No one should overlook Russia’s political corruption, its intimidation of journalists, and its belligerence toward countries on its borders. But if NATO could incorporate former enemies West Germany and Italy into the alliance after World War II, there is no reason that Russia should not join NATO now, two decades after the end of the cold war.

Two major obstacles stand in the way of Russia’s full NATO membership: a lack of strategic agreement with the US on missile defense, and a failure to reconcile with former Eastern European countries that once were Soviet client states. Neither obstacle is easily overcome; the countries involved have long histories – and even longer memories. Yet there are signs that accommodation is possible.

The essential disagreement over missile defense is this: The US and NATO want to deploy an anti-ballistic missile system in Europe to destroy any potential Iranian nuclear-tipped missiles aimed at Europe or the US. Russia is concerned that the deployment of this anti-missile system in Europe is actually aimed at their nuclear arsenals, making their own defenses vulnerable, even though the US contends that this system is aimed at Iran and not Russia.

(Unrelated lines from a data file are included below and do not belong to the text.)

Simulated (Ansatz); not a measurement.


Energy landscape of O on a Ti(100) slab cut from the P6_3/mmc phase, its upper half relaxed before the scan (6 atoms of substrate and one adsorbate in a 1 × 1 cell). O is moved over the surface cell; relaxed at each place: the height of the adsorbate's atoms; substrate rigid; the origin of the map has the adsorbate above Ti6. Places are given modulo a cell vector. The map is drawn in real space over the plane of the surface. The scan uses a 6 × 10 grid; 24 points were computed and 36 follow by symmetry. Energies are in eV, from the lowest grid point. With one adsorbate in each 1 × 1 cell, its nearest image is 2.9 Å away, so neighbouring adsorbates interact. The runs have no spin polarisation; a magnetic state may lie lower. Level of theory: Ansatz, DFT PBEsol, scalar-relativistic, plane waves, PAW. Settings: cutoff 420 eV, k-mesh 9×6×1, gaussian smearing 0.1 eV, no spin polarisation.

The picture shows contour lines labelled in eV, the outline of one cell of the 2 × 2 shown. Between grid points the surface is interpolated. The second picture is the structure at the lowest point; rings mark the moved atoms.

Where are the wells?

In fact, Russia is so worried about the destabilizing effects of this new system that last week the Russian General Staff chief General Nikolai Makarov remarked that Russia would consider pre-emptively destroying the European missile defense system if it were deployed, because it would threaten Russia’s nuclear deterrent.

But in ongoing discussions between Stanford University’s Center on International Security and Cooperation and the Russian Academy of Sciences’ Committee of Scientists for Global Security, former US officials and Russian experts agreed that current US missile defense plans do appear to threaten Russia’s retaliatory capability.

They see the plans as threatening, even though the US approach to missile defense – placing around 500 sea- and land-based interceptors throughout Europe over the upcoming years – is still not able to distinguish nuclear warheads from decoys or other debris. According to a September 2011 Defense Science Board report, as well as a recent US National Academy report, this failure of the European system renders the US defense so deeply flawed as to be useless.

Discussions in March between the US and Russian missile defense experts focused on a more limited but possibly more effective missile defense system, the Forward Active Defense, proposed by Ted Postol, a missile expert at MIT. Whatever the outcome of developing this particular system, US-Russian technical collaboration is precisely the kind of cooperation that will help overcome the missile defense obstacle to Russian-NATO integration.

On the second obstacle, Eastern European memories of Soviet domination are beginning to fade as new generations are born into a world free of the cold war. As Poland, Slovakia, the Czech Republic, and the Baltic states develop economically and become more integrated into the world economy, memories of the humiliation and hostility associated with Soviet domination have been blunted.

In addition, cooperation on energy sources, including nuclear power, is likely to grow and to produce a new sense of partnership in the region. Transforming those commercial partnerships into the kind of trust required for formal Russian NATO membership will not be easy, but the alternative is continued political tension that distracts the region from the long-term and very real problems of nuclear weapons proliferation, energy insecurity, and economic stagnation.

As NATO continues to expand its reach globally, it makes sense to invite the alliance’s most prominent and able neighbor as a member. Russia possesses sophisticated military technology and already engages in military-to-military exchanges with the US. Russia also has a military-industrial infrastructure that could contribute capabilities that NATO currently lacks, and that the US has sought from its European partners for at least 20 years.

It is time to recognize how much Russia has accomplished in less than a generation, how much it could contribute to the military capacity of NATO, and how much its full cooperation could enhance global security if it were rewarded, finally, with membership in NATO.

Kennette Benedict is the executive director of the Bulletin of the Atomic Scientists, a magazine established by Manhattan Project scientists in 1945 to inform the public about the dangers of nuclear weapons and other catastrophic threats to humanity. From 1992-2005, she directed the international peace and security program at the John D. and Catherine T. MacArthur Foundation. She also established and directed the foundation’s initiative in the former Soviet Union from 1992-2002.